For various reasons, I don’t write much about my active investing these days on Monevator.
One reason is we’ve found our niche explaining why you should ignore 90% of what’s written about investing in the popular press and instead invest passively.
In that light it’s no fun having to re-explain my antics to people who read Monevator for the passive material and who – understandably – get perplexed by what I’m up to.
(This series is my best explanation if you’re interested.)
The schism is made worse by my passively pure co-blogger The Accumulator still being mainly away writing the mythical Monevator book.
We used to do passive posts Tuesday, active Thursday, and the free-for-all links on Saturday.
But with that routine constipated due to a lack of Accumulated fibre, there seems to be even more upset and indigestion when I go off-piste.
But there’s another big reason why I’m not writing so much about my active ideas at the moment.
And that is I haven’t got so many convincing active ideas!
There’s a passage in The Snowball, Alice Schroeder’s biography of Warren Buffett, where she talks about how in the 1950s Buffett kept finding “golden apples” lying around on the floor – and he could barely believe they hadn’t been picked up.
Hindsight is wonderful – and I know my stock picks didn’t always feel like no-brainers at the time – but still, that’s a little like how I felt between 2009 (when I was pretty sure the market was cheap) and 2013 (by when most things had been re-rated).
For instance, consider UK commercial property REITs, which appeared a good bet to me in the aftermath of the credit crisis.

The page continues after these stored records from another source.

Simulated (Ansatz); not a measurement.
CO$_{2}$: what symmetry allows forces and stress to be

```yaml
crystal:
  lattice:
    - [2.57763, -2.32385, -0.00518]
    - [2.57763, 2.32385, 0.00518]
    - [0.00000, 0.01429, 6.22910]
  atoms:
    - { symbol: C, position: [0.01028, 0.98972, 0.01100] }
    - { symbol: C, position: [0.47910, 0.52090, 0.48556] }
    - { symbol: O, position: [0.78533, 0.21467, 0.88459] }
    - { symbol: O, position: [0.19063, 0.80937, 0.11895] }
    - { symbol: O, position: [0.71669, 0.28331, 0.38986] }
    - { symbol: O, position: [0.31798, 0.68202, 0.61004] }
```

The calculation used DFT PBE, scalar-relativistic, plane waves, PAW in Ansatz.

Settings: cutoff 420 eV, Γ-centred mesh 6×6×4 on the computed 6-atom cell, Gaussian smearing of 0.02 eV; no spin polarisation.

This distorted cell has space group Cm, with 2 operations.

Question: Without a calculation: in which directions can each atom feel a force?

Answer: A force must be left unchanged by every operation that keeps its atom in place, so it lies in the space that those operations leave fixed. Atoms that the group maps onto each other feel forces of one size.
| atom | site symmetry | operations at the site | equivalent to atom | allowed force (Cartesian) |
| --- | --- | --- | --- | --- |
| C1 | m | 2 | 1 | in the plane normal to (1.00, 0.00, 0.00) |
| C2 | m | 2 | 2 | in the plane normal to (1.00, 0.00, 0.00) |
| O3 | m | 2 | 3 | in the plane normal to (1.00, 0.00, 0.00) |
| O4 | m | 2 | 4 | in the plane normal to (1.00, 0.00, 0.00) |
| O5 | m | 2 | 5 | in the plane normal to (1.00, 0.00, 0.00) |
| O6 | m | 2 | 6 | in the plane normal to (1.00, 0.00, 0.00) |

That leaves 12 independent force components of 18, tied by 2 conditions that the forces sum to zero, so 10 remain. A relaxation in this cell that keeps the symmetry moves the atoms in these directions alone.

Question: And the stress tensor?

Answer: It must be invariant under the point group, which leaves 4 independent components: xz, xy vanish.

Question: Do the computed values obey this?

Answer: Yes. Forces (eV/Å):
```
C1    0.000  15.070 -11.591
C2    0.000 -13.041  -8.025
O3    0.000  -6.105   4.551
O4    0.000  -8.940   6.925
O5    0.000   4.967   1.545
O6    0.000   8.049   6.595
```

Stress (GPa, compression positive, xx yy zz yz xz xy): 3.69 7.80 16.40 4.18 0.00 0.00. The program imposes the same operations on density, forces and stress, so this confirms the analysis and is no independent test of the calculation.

As late as December 2011 I was able to write that:
If you believe the pessimism about Europe and the global economy is overdone, then some REITs offer good yields as well as seemingly undervalued assets for you to snap up.
In that article I suggested diving deeper into the small cap end of the property market, highlighting six companies I thought looked interesting.
Here’s how their share prices did between then and now:
Golden apples, alright.
I don’t have total return data to hand, unfortunately, but taking into account dividends the outperformance of these six shares versus the wider UK market would be even better – and income is often the major attraction of holding commercial property.
Of course I owned a lot more in my portfolio than just these winners. In fact at the time of that article from memory I held precisely none of them, though I was buying various UK commercial property firms on and off throughout the period.
But that isn’t my point here. I’m simply highlighting that bargains could indeed be found strewn about a few years ago, at least the way things turned out. (“Things” including no UK recession or Eurozone implosion, and continued easy money from the Central Banks).
It’s been tougher sledding recently. Aside from the odd bit of “plunging” during market sell-offs, I’ve been mainly hunting around in commodities and energy companies, emerging markets, and financials over the past 12-18 months.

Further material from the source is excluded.